History “from below.”
Here, the wheels start to come off the bus a bit. This particular lecture bored me, as it covered very familiar territory for me. Not sure I would have continued after this, but for our discussion.
Bauckham goes on to indicate we should not use 21st century historical methods to apply to the histories of the 1st Century, due to the differing cultures, methodologies, etc.
Yet then he goes on to say, “But we can current historical method to provide illumination and some insight.”
So…can we use them or not? Again, he straddles the fence nicely, allowing one to both do so and not.
Another introductory statement he made that greatly concerned me was how we shouldn’t bother studying who the gospels were written to--as if such study was a waste of time. Personally, I think it is extremely important to know the intended audience. Imagine if Mark was written as a play to a Roman audience to mock the start-up religion. Wouldn’t that have a huge impact in how we view Markan historiography? Or if Matthew is written to a Judaic community? Or Luke written to a predominately female audience?
I think such questions are imperative to our study of the gospels.
A current historical trend he mentions, is to do history “from below.” Rather than typical history about the elites—the movers and shakers in a society such as political, military or academic leaders—look at history from the perspective and about the common crowd.

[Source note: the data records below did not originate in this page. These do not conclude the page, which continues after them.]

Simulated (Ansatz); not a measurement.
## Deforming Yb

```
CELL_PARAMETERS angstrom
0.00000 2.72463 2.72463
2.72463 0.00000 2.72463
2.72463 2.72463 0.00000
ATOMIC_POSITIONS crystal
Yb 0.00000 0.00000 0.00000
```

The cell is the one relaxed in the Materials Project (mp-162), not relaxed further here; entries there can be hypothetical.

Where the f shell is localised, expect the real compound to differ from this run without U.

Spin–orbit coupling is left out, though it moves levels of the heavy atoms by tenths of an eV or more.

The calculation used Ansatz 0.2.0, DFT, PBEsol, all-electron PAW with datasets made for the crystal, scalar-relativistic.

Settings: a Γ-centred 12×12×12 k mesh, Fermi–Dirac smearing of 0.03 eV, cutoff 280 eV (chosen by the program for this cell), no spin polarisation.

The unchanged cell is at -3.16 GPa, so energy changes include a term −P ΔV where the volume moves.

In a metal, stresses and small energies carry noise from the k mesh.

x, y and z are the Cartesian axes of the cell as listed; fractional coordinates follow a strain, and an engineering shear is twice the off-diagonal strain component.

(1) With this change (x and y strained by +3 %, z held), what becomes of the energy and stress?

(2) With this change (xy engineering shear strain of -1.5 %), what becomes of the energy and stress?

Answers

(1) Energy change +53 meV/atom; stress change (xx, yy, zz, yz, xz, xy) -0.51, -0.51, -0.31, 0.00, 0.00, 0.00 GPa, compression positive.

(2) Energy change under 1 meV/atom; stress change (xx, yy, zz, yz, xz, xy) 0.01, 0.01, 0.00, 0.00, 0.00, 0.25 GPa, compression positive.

He admits the farther back we go, the less material we have to do history “from below” as people (prior to the 20th Century) focused more on the elites. He notes Greco-Roman History tended to be written “by the elite; for the elite.”
He then goes through some of the social classes of the society. Anyone who as interacted with me, knows if they ever ask for a book recommendation, I am sure to include Social Science Commentary on the Synoptic Gospels. You may note the second author of the work is Richard Rohrbaugh, who Bauckham mentions a number of times at this point of the lecture.
Again, this is my review, I’m not saying this might be interesting for someone else, but for me this was dull. Due to his time constraints, Bauckham could barely hit even the highlights, so I learned nothing new here.
Essentially, there were social classes in Roman Society—some were better off than others.
I suspect he is leading up to saying the authors of the Gospels were in the lower classes, and were doing history from below.
This is about all I can say for the second lecture.